As the George W. Bush administration struggles through its last two years in office, it appears that the agenda of neoconservative ideologues has finally lost its appeal among strategic parts of the U.S. foreign policy apparatus.
But as their influence has waned at the Pentagon and State Department, neo-conservative hawks have taken charge on the battlefield of public diplomacy.
Intent on fixing what American Enterprise Institute (AEI) fellow Joshua Muravchik termed Bush’s "public diplomacy mess," right-wing hawks have gained control of the weapons in the "war of ideas": U.S. government-funded and supported media outlets such as Voice of America (VOA), Al-Hurra, and Radio Farda, which broadcast to the Middle East and aim to offer an alternative view of the news.
The recent appointment of Jeffrey Gedmin, a veteran neoconservative polemicist, as the director of Radio Free Europe/ Radio Liberty (RFE), and a smear campaign that led to the recent resignation of Larry Register, Al-Hurra’s former news director, appear to herald a turn toward more ideologically rigid programming.
As a result, viewers and listeners of U.S.-supported media in the Middle East are being exposed to a tougher ideological line that endorses the hallmarks of the neoconservative agenda—regime change and interventionist policies in the region.
"No group other than neocons is likely to figure out how to do that," wrote Muravchik, in a December 2006 article in Foreign Policy magazine entitled "Operation Comeback," a reference to the declining influence of neoconservatives in the Bush administration. "We are, after all, a movement whose raison d’etre was combating anti-Americanism in the United States. Who better then to combat it abroad?"
In a widely circulated e-mail memo sent to White House adviser Karl Rove in July 2006 and obtained by the Inter Press Service, the former Republican Speaker of the House Newt Gingrich also criticized the State Department’s inability to manage the information campaign advocating U.S. foreign policy interests in the region.
He called on Karen Hughes, undersecretary for Public Diplomacy and Public Affairs at the State Department, to "run the information operation aimed at delegitimizing Syria, Iran, and Hezbollah every day."
Earlier this year, a report authored by Ladan Archin, head of the Pentagon’s Iran directorate who in the run-up to the Iraq War worked in the agency’s controversial Office of Special Plans, charged that both VOA’s Persian TV service and Radio Farda, a Persian-language radio station that broadcasts from Prague and Washington, were too soft in the their criticism of Iran’s regime.

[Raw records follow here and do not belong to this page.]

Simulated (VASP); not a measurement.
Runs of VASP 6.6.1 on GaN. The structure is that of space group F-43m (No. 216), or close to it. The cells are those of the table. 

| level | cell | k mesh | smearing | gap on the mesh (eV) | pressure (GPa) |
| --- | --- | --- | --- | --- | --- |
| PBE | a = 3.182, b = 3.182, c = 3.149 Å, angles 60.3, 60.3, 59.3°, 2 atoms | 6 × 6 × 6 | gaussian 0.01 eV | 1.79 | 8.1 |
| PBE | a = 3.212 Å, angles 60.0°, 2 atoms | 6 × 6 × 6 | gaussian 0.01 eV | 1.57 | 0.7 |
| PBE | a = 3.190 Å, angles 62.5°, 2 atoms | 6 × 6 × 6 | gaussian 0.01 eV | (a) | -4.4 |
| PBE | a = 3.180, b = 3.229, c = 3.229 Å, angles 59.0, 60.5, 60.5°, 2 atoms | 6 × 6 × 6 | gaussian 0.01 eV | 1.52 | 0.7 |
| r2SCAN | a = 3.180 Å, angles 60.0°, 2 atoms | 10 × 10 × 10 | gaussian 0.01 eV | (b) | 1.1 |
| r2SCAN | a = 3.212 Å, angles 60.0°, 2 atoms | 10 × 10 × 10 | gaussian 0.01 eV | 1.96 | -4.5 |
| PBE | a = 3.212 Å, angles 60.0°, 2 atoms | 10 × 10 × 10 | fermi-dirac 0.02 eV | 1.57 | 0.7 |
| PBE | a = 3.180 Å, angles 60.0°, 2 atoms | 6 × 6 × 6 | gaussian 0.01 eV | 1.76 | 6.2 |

Archin’s report, which was obtained by the McClatchy Newspapers Washington bureau, complained that, while VOA’s Persian TV service "often invites guests who defend the Islamic Republic’s version of issues, it consistently fails to maintain a balance by inviting informed guests who represent another perspective on the same issue."
With the neoconservative drums beating inside the Washington Beltway, the reshuffling of key positions at RFE and Al-Hurra came as no surprise.
Secretary of State Condoleezza Rice announced in February a major initiative to promote democracy in Iran, including $50 million to increase Persian-language television broadcasts.
Congress also appropriated $21.4 million to expand VOA’s Persian television programming to 12 hours a day, and $14.7 million more for Radio Farda (which means "tomorrow" in Farsi).
In early 2007, the Broadcasting Board of Governors’ chairman, Kenneth Tomlinson, named Gedmin, a former AEI fellow and a founding member, along with Vice President Dick Cheney and former Pentagon chief Donald Rumsfeld, of the Project for the New American Century, as RFE’s director. Gedmin’s new job gave him control over Radio Farda and Voice of America. Some listeners have since noted changes in the tone and content of their programming.
A June 14 VOA broadcast in Persian, for example, featured an original interview with AEI fellow and leading neoconservative Richard Perle on the future of democracy in Iran, as well as a roundtable discussion with Shahryar Ahi, chief organizer of a conference of Iranian opposition groups in Paris. Ahi, an informal liaison during the 1970s between the Shah of Iran Mohammed Reza Pahlavi and the White House, currently works with the Shah’s 45-year-old, Washington-based son, Reza Pahlavi.
Radio Farda has featured three exclusive and well-publicized interviews with Perle, Michael Rubin, yet another AEI fellow, and Pahlavi, according to Hossein Derakhshan, an Iranian blogger whose weblog, hoder.com, is widely read.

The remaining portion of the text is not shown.